4. The Old Whitman and Van Velsor Cemeteries
July 29, 1881.—AFTER more than forty years’ absence, (except a brief visit, to take my father there once more, two years before he died,) went down Long Island on a week’s jaunt to the place where I was born, thirty miles from New York city. Rode around the old familiar spots, viewing and pondering and dwelling long upon them, everything coming back to me. Went to the old Whitman homestead on the upland and took a view eastward, inclining south, over the broad and beautiful farm lands of my grandfather (1780,) and my father. There was the new house (1810,) the big oak a hundred and fifty or two hundred years old; there the well, the sloping kitchen-garden, and a little way off even the well-kept remains of the dwelling of my great-grandfather (1750–’60) still standing, with its mighty timbers and low ceilings. Near by, a stately grove of tall, vigorous black-walnuts, beautiful, Apollo-like, the sons or grandsons, no doubt, of black-walnuts during or before 1776. On the other side of the road spread the famous apple orchard, over twenty acres, the trees planted by hands long mouldering in the grave (my uncle Jesse’s,) but quite many of them evidently capable of throwing out their annual blossoms and fruit yet.
I now write these lines seated on an old grave (doubtless of a century since at least) on the burial hill of the Whitmans of many generations. Fifty and more graves are quite plainly traceable, and as many more decay’d out of all form—depress’d mounds, crumbled and broken stones, cover’d with moss—the gray and sterile hill, the clumps of chestnuts outside, the silence, just varied by the soughing wind. There is always the deepest eloquence of sermon or poem in any of these ancient graveyards of which Long Island has so many; so what must this one have been to me? My whole family history, with its succession of links, from the first settlement down to date, told here—three centuries concentrate on this sterile acre.

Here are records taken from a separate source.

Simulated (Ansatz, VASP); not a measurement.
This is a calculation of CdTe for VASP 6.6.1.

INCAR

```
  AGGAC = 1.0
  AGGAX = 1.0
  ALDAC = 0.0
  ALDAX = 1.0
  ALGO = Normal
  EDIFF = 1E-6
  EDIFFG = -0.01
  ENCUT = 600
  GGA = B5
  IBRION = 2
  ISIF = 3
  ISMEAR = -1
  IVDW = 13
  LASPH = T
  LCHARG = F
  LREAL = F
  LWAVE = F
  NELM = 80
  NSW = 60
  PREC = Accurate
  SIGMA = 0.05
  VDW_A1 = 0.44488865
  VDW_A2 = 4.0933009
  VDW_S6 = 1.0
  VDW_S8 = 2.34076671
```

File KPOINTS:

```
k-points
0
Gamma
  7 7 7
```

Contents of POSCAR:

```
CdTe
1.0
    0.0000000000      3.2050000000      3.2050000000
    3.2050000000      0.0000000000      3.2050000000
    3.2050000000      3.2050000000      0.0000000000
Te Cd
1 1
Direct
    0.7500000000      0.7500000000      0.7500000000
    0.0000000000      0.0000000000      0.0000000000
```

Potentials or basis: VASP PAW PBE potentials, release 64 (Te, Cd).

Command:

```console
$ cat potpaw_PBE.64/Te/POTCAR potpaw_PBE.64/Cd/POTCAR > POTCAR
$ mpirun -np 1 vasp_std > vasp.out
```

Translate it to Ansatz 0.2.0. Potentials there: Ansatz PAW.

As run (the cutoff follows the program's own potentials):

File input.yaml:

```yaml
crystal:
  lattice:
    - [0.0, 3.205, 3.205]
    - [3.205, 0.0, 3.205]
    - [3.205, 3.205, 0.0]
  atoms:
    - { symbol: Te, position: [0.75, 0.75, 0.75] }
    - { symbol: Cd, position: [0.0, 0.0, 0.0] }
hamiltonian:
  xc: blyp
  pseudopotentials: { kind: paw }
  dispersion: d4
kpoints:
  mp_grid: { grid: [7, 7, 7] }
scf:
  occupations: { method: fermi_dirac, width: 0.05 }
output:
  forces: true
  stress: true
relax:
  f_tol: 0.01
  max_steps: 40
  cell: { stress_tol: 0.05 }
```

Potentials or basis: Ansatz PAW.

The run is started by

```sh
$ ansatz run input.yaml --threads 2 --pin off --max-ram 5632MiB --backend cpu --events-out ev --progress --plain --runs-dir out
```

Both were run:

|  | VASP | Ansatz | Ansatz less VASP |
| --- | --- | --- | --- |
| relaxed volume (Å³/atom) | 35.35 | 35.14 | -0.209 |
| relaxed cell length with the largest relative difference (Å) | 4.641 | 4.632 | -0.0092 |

The next day, July 30, I devoted to the maternal locality, and if possible was still more penetrated and impress’d. I write this paragraph on the burial hill of the Van Velsors, near Cold Spring, the most significant depository of the dead that could be imagin’d, without the slightest help from art, but far ahead of it, soil sterile, a mostly bare plateau-flat of half an acre, the top of a hill, brush and well grown trees and dense woods bordering all around, very primitive, secluded, no visitors, no road (you cannot drive here, 0you have to bring the dead on foot, and follow on foot.) Two or three-score graves quite plain; as many more almost rubb’d out. My grandfather Cornelius and my grandmother Amy (Naomi) and numerous relatives nearer or remoter, on my mother’s side, lie buried here. The scene as I stood or sat, the delicate and wild odor of the woods, a slightly drizzling rain, the emotional atmosphere of the place, and the inferr’d reminiscences, were fitting accompaniments.